Markha G Valenta sets out, in her arcticle How to Recognize a Muslim When You See One: Western Secularism and the Politics of Conversion, stating something that ought to be fairly obvious, as she critizes the cultural war/clash of civilizations-thesis:
"The West and Islam encompas histories too varied, too porous, too centrifugal to be coherent powers ... That isn't to say that we might not yet create them, or that they might not clash. But for the moment it is precisely the mythic nature of the battle that makes it so appealing to the fantasies of our politicians and lesser commentators, while it is only a minor drama relative to the so much more grand drama of invention that is taking place" (Valenta 2006:444f).
(Her whole introduction is in fact really well written.) What the article is dealing with here is the "clash" that is percieved in what can really more accurately be described as an value-irritation (I've borrowed this from Åke Sander's Swedish phrase värdeirritation which he suggests fits better in most cases, as rather than things being real threats to ones value system, it's more often than not merely an irritation of said system). Valenta goes on to show how the responses to The (muslim women's) Veil (as almost a kind of religio-political dark matter) have much in common with the myth of "the white man's burden", in its charge to enlighten and enrich the lives of the brute natives that me must protect from the dangers outside (in the world) and inside (themselves).
She also points out that this is not a one-project idea: "liberals and revolutionaries as well as expansionists shared the conviction that tribal peoples lacking territorial structures must succumb to modern states ... Something there was that must have loved a wall" (Valenta 2006:447). Valenta then goes on to display how various frontiers are raised and deemed necessary, both those of social status and class, gender, ethnicity, church/state etc. This, she calls the double logic of the modern territoriality: "the simultaneous necessity to saturate and to separate, to centralize and to expand, to fortify against the alien and make coherent the own - nation, home self" (Valenta 2006:447). What happens in territoralization is that the area defined gets all the more interconnected, integrated, and lets various forces and services (labour, transport, information etc) flow, but also included in the territorial package are such feats as police/military (some institution with the possibility of acting out legitimate violence). In order to make such an arrangement work, it has traditionally been argued that unity is called for in order to make such a territory work. But not only that, the territory as such is circled in the first instance by such an idea of (the possibility of) unity.

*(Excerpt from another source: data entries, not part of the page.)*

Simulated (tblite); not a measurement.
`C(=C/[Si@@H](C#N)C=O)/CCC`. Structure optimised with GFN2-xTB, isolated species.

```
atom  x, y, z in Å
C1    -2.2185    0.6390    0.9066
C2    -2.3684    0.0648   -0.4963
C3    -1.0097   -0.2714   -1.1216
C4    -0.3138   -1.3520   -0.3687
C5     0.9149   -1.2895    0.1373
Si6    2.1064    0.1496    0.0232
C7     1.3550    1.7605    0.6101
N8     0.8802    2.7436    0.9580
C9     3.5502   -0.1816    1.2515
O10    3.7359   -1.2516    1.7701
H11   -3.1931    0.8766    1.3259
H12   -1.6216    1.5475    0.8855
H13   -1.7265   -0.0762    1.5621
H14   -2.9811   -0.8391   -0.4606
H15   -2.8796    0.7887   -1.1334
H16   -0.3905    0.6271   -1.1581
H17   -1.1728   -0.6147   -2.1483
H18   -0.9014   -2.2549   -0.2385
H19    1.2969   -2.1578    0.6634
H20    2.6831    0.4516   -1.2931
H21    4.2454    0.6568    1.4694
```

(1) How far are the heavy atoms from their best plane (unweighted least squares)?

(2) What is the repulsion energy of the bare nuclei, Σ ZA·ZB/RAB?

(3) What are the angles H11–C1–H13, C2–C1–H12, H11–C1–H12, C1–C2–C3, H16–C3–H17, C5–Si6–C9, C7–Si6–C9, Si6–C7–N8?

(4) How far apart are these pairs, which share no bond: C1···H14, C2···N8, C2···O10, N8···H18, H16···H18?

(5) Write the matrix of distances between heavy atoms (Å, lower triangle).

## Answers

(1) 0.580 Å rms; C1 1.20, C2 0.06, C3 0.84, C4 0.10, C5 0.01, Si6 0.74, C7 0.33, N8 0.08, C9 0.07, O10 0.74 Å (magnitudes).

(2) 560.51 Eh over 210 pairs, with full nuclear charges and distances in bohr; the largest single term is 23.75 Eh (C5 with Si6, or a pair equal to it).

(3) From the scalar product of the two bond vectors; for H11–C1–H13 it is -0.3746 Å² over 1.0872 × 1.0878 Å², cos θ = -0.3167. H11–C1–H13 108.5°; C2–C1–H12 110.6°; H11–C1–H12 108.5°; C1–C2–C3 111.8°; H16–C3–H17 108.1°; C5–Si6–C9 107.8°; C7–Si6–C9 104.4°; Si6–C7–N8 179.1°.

She also takes up capitalism as an interesting example of a universal dynamic. Capitalism only produces more capitalism (just like territorialization produces more territorialization). Possibly - and possibly sadly - capitalism as a universalizing agent may be more apt to function as it is probably in place, than the ethics proposed by Valenta. This is because Valenta suggests a respons to our mode of being, which makes a break with our colonial burdened past, and aims for something less ethnocentric-made-universalistic. Her suggestion is a mode of being and acting where we are to a larger extent prepared to utilize various forms of self sacrifice. It can be argued, however, that such a principle has a firm basis in a Christian legacy, depending on God's self sacrifice in the form of Jesus. This example may be both interesting and constructive to expand on, but nevertheless it does probably not amount to a less ethnocentric point of view, than the one Valenta has problems with. Possibly if we understand Christianity in a wider ("non-West") perspective, but then we also have the problem of accounting for Liberation Theology for instance, which has brought about decidedly positive and people-empowering change in South America, but at the same time rests upon a refusal of endless self sacrifice, rather than invoking it. In the end, it is probably mainly for the colonial powers that this perspective can be said to be a reasonable invokation - where one of our heritages (colonialism/the white man's burden) is countered by another (self sacrificial Christianity).
best
Jonatan
Quotations from:
Valenta, Markha G. (2006). How to Recognize a Muslim When You See One: Western Secularism and the Politics of Conversion. In: de Vries, Hent & Sullivan, Lawrence, E. Political Theologies: Public Religions in a Post-Secular World. pp: 444-474. New York: Fordham University Press.